Rosenberg and Kindlon’s script will make you angry, elated, saddened, and comforted as though the work itself was a character in your life. The way they’ve sculpted this work (in conjunction with the art, of course) into something that can be interacted with has been nothing short of a joy. The soundtracks, Dylan Todd’s pitch-perfect design package, the frenetic energy at which your brain spins its internal barrel in a game of emotional roulette; it all adds up to a thoroughly satisfying exhaustive experience of a read. A roll down door to a room that shouldn’t be entered this issue is emblazoned with Dante Alighieri’s famous “Abandon all hope, ye who enter here” warning and in some ways Duncan proves this to be all too true and by the end he defies it. That’s the type of roller coaster we’re riding this issue and it is worth every second to ride it over and over again.
This issue certainly brings the pain in the form of action, but the lacerations, bruises, and bullet holes are hardly what packs the heartiest punch here. Rosenberg and Kindlon bring the issue and the series home by not bringing it home because, well, you know. It’s about growth and about acknowledging that said growth doesn’t equate to roses and happy endings because that’s not how the world works. If it feels incomplete, that’s because that’s how life tends to work out. Duncan and Maddie aren’t two-dimensional travelers on the character arc game board; they’re complex and constantly redefining themselves because again, aren’t we all? They fight and fail and triumph and love and fuck up and learn and survive and fuck up again. What started out as the awkward outsider and the hot popular girl in a fucked-up, but familiar high school setting grew into something far richer without losing the inherent truth of that metaphor of searching for one’s identity.

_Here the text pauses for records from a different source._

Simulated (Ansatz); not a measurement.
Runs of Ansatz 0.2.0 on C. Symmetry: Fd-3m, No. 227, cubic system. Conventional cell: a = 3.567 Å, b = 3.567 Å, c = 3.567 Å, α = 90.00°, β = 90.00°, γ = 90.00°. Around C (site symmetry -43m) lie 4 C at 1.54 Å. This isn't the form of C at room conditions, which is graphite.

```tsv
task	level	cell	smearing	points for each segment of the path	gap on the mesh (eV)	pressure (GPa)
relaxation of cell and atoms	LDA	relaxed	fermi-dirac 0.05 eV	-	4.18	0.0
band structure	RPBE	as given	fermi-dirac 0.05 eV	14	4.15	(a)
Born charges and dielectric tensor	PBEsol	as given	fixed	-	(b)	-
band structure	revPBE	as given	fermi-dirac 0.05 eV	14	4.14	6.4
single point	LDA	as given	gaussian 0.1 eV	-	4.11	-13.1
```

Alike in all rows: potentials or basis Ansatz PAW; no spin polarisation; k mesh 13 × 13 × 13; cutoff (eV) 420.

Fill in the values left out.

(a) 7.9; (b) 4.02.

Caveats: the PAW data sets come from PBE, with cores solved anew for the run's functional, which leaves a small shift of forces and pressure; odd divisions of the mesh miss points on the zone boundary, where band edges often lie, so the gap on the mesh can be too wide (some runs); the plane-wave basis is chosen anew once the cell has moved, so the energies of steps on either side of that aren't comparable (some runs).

Pair all that with the magic and precision of Josh Hood and Brian Level’s art this issue and you’ve got one hell of a rock show. Hood is an intelligent and nuanced storyteller with a penchant for fantastically subtle panel layouts that steer your experience with ease. Hood’s sharp lines inform his minimalist and structured style, but the way his panels interact with one another belies the apparent simplicity of the pages. Take for instance the first two pages of Maddie’s gladiatorial evaluation and see how the angled panels of the first page inform the momentum and force of both the impacts and of the speed at which they occur. Then, notice the far more ridged grid structure of the next page and how tightly controlled the pacing is and how by slowing it to a near crawl the brutality and fervor is upped while creating a breathtakingly sanguine symmetrical portrait to close it out with. Combined with where Hood chooses to have figures and items break panel borders, the overall effect is a mesmerizing and clever affair that makes every figurative punch land that much harder. Extra kudos to Hood’s design work on Mr. Carroll that somehow manages to make Tom Hanks’ character in The Ladykillers look tame in comparison (i.e. dude is a perfectly skeevy super-creeper). Hood deserves a ton of credit for the skill he put on display throughout this series and for delivering it all in its alt-pop art meets punk aesthetic married with razor-sharp precision.
We Can Never Go Home is a complete visual package thanks to Tyler Boss’s colors, Dylan Todd’s design, and David Hopkins’s lettering. Every element complements the other and delivers a harmonic whole. Boss infuses an often stark palette with perfectly piercing notes of chromatic highlights. The texturing matches Hood and Level’s art in understated, but smartly attuned applications that add just enough to enrich the settings and tones. The magenta gradients, the electric lightning, the blushed cheeks, the slowly forming bruises, and the blood….my god the blood; it’s a cohesive package of coloring that informs as it enhances without ever being anywhere near overwrought. Todd’s tape and notebook framing sets and maintains the driving enthusiasm, rage, and confidence that define the series’ emotional riffs and Hopkins’s lettering hits all the marks of what excellent lettering needs to do (namely, effectively do their job so as to never scream out on their own).
We’ve been promised a return to the world of We Can Never Go Home in 2016 and thank the feckin’ gods for that. This series has been the biggest and most welcome surprise of 2015 and it deserves every accolade it’s received ten times over. Duncan and Maddie are two of the most fully realized characters anywhere, even as they themselves struggle to realize who exactly that is. Grow up, move on, hold on to things, but never ever go backwards. “That’s just the beat of time – the beat that must go on. If you’ve been trying for years, we already heard your song.” And it’s glorious. Fuck you, WCNGH, for being so much more than just another story.